11.10.15

Hoeven Calls on FSA Administrator to Use State Yield Estimates for ARC Program

WASHINGTON – Senator John Hoeven, who serves on the U.S. Senate Agriculture Committee, today called on Farm Service Administrator Val Dolcini to use yield estimates submitted to them by the North Dakota state Farm Service Agency (FSA) office to determine county Agriculture Risk Coverage (ARC) payments in counties for which there was no National Agricultural Statistics Service (NASS) data. Under USDA’s current method of calculating payments, there was no payment at all for corn farmers in LaMoure and Logan who signed up for the county ARC program.  Meanwhile, corn farmers in Ransom and Steele counties received lower payments than they should have because FSA did not use NASS yields from comparable counties to calculate their payments.

“Our local estimates for these counties are more in line with actual production and are based on National Agriculture Statistics Service data in similarly productive counties,” Hoeven said. “There is a state FSA committee made up of producers with firsthand knowledge of local growing conditions. The USDA needs to use this valuable tool to assign county average yields that make sense in the real world.”

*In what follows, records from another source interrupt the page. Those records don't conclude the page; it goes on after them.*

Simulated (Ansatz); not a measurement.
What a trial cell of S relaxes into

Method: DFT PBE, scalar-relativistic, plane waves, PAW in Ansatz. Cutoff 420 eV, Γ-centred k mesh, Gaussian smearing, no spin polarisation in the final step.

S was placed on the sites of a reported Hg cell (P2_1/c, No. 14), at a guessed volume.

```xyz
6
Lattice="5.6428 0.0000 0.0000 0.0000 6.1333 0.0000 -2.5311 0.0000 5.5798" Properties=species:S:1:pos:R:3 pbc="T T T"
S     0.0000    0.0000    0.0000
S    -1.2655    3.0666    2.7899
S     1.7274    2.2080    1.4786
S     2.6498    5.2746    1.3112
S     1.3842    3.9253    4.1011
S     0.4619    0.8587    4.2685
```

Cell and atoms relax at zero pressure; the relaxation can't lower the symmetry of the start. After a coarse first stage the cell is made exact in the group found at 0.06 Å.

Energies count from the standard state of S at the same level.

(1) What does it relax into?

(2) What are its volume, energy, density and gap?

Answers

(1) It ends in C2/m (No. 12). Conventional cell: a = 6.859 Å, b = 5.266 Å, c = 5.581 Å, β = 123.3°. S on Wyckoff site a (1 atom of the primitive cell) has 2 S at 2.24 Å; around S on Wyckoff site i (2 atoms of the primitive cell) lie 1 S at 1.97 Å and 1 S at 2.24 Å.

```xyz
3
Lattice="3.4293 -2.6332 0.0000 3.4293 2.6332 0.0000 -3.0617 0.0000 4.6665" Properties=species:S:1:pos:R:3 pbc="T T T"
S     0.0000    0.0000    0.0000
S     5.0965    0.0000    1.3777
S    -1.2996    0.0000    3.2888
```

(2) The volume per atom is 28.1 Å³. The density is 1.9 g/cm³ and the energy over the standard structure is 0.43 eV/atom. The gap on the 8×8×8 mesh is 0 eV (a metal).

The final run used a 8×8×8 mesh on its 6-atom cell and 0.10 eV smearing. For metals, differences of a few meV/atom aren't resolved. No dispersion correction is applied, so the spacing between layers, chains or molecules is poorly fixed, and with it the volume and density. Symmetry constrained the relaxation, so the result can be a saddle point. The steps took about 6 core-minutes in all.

The problem occurred because of how the USDA substituted yield data to calculate the actual county revenue for the county ARC program when NASS data is unavailable.  FSA should allow the state FSA offices to use NASS data from similarly productive counties. Several counties do not have published NASS data. The result is that corn farmers in LaMoure and Logan counties should have received payments but will not and corn farmers in Ransom and Steele Counties received payments much lower than they otherwise would have.

As a member of the Agriculture Committee and conferee that negotiated the final version of the 2014 farm bill, Hoeven worked to produce strong legislation that included ARC as a component.  Many thought ARC wouldn’t be used much because prices were high then, but prices, as they always do in farming, have changed.